5 Mistakes to Avoid When Incorporating Your Business

Incorporating your small business is a big step and if done correctly, it can result in great growth for your business. However, you need to be aware of some common mistakes that small business owners tend to make when incorporating their business.

1.Not naming your business

Many people are so concerned with the process of incorporating their business that they may forget to choose a name for their company. This does not stop the corporation from operating, but instead an incorporation number is used as its legal identifier. This number is used in place of a name for all business-related activities. It is therefore recommended to prepare a company name beforehand, as it will help the growth of your business from a branding perspective.

2.Missing documentation

Many small business owners make the mistake of believing that government-provided incorporation forms are all you need. However, there are additional legal documents that are required. It is recommended that you consult a small business lawyer who will ensure that you have all of the required documents and aid in setting up the correct structure for your business. 

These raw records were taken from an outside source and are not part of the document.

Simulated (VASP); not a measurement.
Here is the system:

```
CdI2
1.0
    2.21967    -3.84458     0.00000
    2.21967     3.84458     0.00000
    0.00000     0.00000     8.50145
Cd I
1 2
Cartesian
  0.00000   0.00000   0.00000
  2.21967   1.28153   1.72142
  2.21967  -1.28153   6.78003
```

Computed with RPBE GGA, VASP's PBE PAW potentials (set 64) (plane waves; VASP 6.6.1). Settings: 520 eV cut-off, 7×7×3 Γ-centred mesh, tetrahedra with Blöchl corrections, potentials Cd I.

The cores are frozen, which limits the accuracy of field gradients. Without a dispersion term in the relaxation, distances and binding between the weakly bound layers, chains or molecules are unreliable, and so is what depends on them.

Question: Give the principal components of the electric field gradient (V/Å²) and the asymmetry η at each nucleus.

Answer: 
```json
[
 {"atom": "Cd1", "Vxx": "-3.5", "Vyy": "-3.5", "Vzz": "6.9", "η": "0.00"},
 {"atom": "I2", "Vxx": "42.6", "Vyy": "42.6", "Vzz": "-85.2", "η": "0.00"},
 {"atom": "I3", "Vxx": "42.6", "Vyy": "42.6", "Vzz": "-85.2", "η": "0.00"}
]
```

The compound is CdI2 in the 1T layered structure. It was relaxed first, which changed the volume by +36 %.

3.Neglecting paperwork/Corporation records

Related to the issue of having the required documentation, is the issue of keeping all paperwork up to date. Failing to do so can result in fines and even pose risks to your business. This goes hand-in-hand with the mistake of not submitting corporation records. The law requires annual financial records to be submitted by corporations and if a corporation fails to do so for two years consecutively, it can be dissolved. The government also has the ability to remove the company name from their register. Ultimately, the company can be reincorporated, but it results in extra costs for everyone involved. It is, therefore, important to ensure you work with a small business lawyer and/or an accountant because they can help ensure that the paperwork is in order.

4.Not including a shareholder’s agreement

A shareholder’s agreement can prove to be very beneficial in the long run. It is up to the shareholders to decide on and put in place an agreement that outlines the process for resolving issues. Waiting until a dispute arises to create a shareholder’s agreement can cause losses for the business as it may make operating the business difficult. Again, it is important to keep this in mind and have a small business lawyer draft an agreement.

5.Not incorporating

Incorporating is a big step and many business owners believe their small business is too small to incorporate. This presumption can ultimately slow down the growth of your business and prevent you from receiving the benefits associated with incorporating. Speaking with a small business lawyer can help you understand if incorporation is right for you.